Major Hurricane Lee will continue to grow in size after a crucial northward turn midweek which will determine the extent and severity of its impact on the Northeast, New England, Bermuda and Canada.
Lee was a 120-mph, Category 3 hurricane on Monday, located well north of the Leeward Islands and Puerto Rico in the Atlantic Ocean. It is expected to weaken, grow in size and speed up after it makes its northward turn in the coming days.
Although it may be weaker, a larger storm has the potential to impact a more widespread area, increasing the likelihood that Lee will affect the Eastern Seaboard – even it’s not in the form of a direct landfall.
“Even as the peak winds come down, the wind field of Lee is going to continue to grow in size,” National Hurricane Center Director Michael Brennan said in a Monday storm briefing. “We could see the tropical storm-force winds expand by 50 to 60 to 70%.”
As of Monday, hurricane-force winds extended 75 miles from Lee’s center, up from 45 miles on Sunday. Tropical storm-force winds extended 185 miles from its core. Those tropical storm-force winds could extend over 300 miles from Lee’s center later this week, Brennan said.
“There’s still a lot of uncertainty as to the exact track of how close it will get to the coast of New England and Atlantic Canada over the next several days,” Brennan said, “but certainly the chance for significant impacts with a growing storm.”
Lee’s exact track, even if it stays off the coast of the US, will be crucial. The storm’s the large wind field means that oscillations east or west will affect the storm’s severity on land. Even if Lee stays a couple hundred miles off the coast, it could still lash the coast with strong winds, rain and coastal flooding.
The final track of the storm after it passes by Bermuda on Thursday or Friday remains highly uncertain because its current slowdown is also delaying key forecast details. Exactly when, where and how fast Lee makes its northward turn will determine how close it tracks to the East Coast on its nearest approach over the weekend – details that could come more into focus as soon as Wednesday.

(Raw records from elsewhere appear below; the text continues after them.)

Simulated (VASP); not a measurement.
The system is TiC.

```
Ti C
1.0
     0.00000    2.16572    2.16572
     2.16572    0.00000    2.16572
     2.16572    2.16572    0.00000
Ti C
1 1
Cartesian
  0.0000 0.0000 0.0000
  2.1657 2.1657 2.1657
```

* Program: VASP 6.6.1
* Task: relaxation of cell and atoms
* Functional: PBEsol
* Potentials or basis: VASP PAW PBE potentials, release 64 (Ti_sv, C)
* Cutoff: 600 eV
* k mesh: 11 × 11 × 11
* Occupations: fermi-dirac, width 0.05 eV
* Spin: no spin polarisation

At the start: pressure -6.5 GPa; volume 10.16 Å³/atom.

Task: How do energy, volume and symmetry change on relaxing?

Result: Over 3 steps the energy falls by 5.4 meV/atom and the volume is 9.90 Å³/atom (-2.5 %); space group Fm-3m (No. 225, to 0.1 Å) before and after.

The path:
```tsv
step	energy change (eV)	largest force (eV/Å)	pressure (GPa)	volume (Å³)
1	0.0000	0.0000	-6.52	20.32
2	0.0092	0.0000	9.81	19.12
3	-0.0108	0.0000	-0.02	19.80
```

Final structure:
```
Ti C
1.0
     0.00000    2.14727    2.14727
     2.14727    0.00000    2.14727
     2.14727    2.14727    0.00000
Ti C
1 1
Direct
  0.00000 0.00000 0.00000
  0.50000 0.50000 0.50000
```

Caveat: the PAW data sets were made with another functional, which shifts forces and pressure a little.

If Lee tracks farther to the west before its northward turn, areas north of the Carolinas – particularly eastern New England and Atlantic Canada – could be more at risk of rain, wind and coastal flooding. If the storm turns more abruptly, it would track more to the east and lessen the risk to the entire Eastern Seaboard.
Bermuda could be spared a direct hit, but may still experience strong winds and heavy rain as Lee tracks just to its west. Brennan said watches could be issued for the island as soon as Tuesday.
Regardless of its final track, the storm will send big waves to a growing area of the East Coast throughout the week as it tracks northward off the coast. This will cause coastal erosion, dangerous surf and life-threatening rip currents at beaches.
Dangerous surf was already happening along the Florida coast and on many of the far eastern Caribbean islands as well as the British and US Virgin Islands, Puerto Rico, Hispanola, the Turks and Caicos, the Bahamas and Bermuda.
Rip currents have already killed 71 people in the US this year, preliminary National Weather Service data shows. Three people in New Jersey died in rip currents kicked up in the wake of Hurricane Franklin last week.
Lee, which was a Category 1 storm Thursday, intensified with exceptional speed into rare Category 5 status as it moved west across the Atlantic, more than doubling its wind speeds to 165 mph in just a day.